July 20, 1998

29th Infantry Division Tests Combat Skills in
Maneuver Training Exercise

by Staff Sgt. Jo A. Hoots and Sgt. Dee Ortiz
Virginia Army National Guard Public Affairs

FORT PICKETT -- The largest National Guard training exercise ever held in Virginia took place here in July, bringing together units from the 29th Infantry Division in a top-to-bottom test of infantry operations. The Division Maneuver Exercise, dubbed Operation Chindit, brought together units from Virginia, Maryland, Massachusetts and the District of Columbia, testing their skills from the staff level down to individual soldier combat tactics. The magnitude of this operation tested the training and mettle of 29th soldiers.

"We strove to achieve multi-echelon training that involved every soldier," said Maj. Gen. Carroll D. Childers, 29th Infantry Division commander. "The exercise challenged them to re-address their skills, caused them to be imaginative and innovative, encouraged them to take prudent risks in being innovative and gave them an opportunity to demonstrate leadership and teamwork at an unprecedented level."

29th Infantry Division Public Affairs Officer Maj. Carl N. Grant III said, "Chindit was significant for our soldiers because it allowed them to experience where they fit in a Corps-level operation."

In the Chindit scenario, the 29th Infantry Division is deployed to the island of Marcala to assist the fictitious 80th Airborne Division. Tasked with defending the local U.S. military installation against takeover by the Marcalan military, units from the 29th were able to plan and train in a continuum that flowed from a single operations order.

The exercise began with the insertion of troops from the 29th Infantry Division’s 1st and 3rd Brigades by Blackhawk helicopters into strategic landing zones on the island.

For the insertion of 3rd Battalion units, the 229th Chemical Company, from Roanoke, was tasked with the mission of laying down smoke to screen platoon movement into the woodlines. "We had to compromise our usual procedures," said Capt. Gray Kendall, company commander. "Usually we’d be a click away from the site and we’d start earlier to let smoke drift into the area."

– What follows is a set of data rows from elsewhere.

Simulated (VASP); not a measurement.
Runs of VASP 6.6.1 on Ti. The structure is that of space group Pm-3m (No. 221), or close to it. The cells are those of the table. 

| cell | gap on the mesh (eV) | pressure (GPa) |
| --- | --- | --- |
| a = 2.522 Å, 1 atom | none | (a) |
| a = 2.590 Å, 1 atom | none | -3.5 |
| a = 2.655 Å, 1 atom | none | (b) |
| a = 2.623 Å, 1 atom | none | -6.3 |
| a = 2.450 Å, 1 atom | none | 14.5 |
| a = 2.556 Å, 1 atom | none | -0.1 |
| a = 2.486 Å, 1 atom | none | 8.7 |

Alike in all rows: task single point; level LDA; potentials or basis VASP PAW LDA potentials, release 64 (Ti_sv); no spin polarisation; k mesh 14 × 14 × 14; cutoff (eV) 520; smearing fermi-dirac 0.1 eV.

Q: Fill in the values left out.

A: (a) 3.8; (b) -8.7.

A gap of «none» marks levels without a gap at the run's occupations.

"I felt more than prepared to do this mission," said 1st Lt. John Lewis, 229th Chemical. "From a training standpoint, it’s very important that we have this opportunity to coordinate with a lot of units, whether we do a smoke mission or a recon. And that (coordination) is, in itself, half the battle."

As the scenario unfolded over the next several days, Company C, 1/116th Infantry got an intelligence report that the "enemy" was holding a main road intersection in their area.

The soldiers quickly prepared an attack on "Objective Coolidge," as division and brigade dubbed the opposing force’s position. Objective Coolidge consisted of an M-113 armored personnel carrier and a squad of soldiers belonging to the 1st of the 41st Marcalan Infantry.

"This is an enemy security outpost," said Capt. John Epperly, commander, Company C. "We want to take it out and take control of this major intersection." The intersection was a main artery in the scenario and controlling it would ensure the flow of personnel and re-supply to the units in the field.

Epperly explained that this was the unit’s first objective after coming into country. When the soldiers were unloaded at the air field, they immediately had to start movement to the objective.

Usually the soldiers have some down time to prepare for the move, according to the commander. But in this situation they had to "hit the ground running." The soldiers moved across about two miles of rough terrain, much of which was swampland. But the soldiers performed to standard, quickly moving their squads to overtake the objective and secure the roadway against further enemy occupation.

Providing essential air support to the 116th Infantry in this scenario were soldiers from 3/111th Air Defense Artillery in Portsmouth, Va.

"We have people all over the countryside (Fort Pickett) on different missions," said Maj. Douglas Gagnon, battalion executive officer. "They are supporting the maneuver elements and the task force, and are providing air defense coverage to the airfield, fuel depots, supply depots and any other resources critical to our efforts. We are the ADA ‘umbrella of protection’ for these units."

The Stinger weapons are equipped with electronic devices that permit crews to identify aircraft. Capt. Alex Bengtson, Battery C commander, explained both military and civilian aircraft carry boxes that contain encrypted information which is decoded by the Stinger weapons. From this information, crews can identify the aircraft as known or unknown, depending on whether or not information is received. With unknowns, the teams use standard operating procedures to identify the craft by sight and make the determination to fire.

"The weapon contains an infrared, heat-seeking missile, so it’s going to go right to the engine or exhaust system and cripple the aircraft," said Bengtson.

NATO-member forces trained with the 29th Infantry Division throughout the exercise. Sgt. Beverly Shrimpling, from the United Kingdom’s Territorial Army (TA), joined members from Maryland’s 129th Signal Battalion which provided communications support from the Division’s Tactical Operations Center during the exercise.

Shrimpling, who comes from the town of Middlesbrough in the northeast region of the island nation, is a member of the TA’s 34th North Signal Regiment, a unit with approximately 130 soldiers. Her 10-year career includes full-time service in the Regiment’s training center.

The TA is the British reservist equivalent of this country’s National Guard but, as Shrimpling explained, attendance at the weekly drills is voluntary. "It falls to the leadership to motivate the soldiers to attend, but they (the soldiers) haven’t been told they have to do it."

Shrimpling noted an important aspect of American military training she plans to take with her to Great Britain. "The way that you look after the soldiers in hygiene, safety, shiftwork -- the emphasis is on taking care of the soldier," she said.

For Shrimpling, the exercise has given her a big-picture view of the way in which units like hers would fit into large-scale operations. "We’ve got staff and we’ve got communications and we have staff to get the communications to," she said. "This helps you see the whole point of being here in the first place."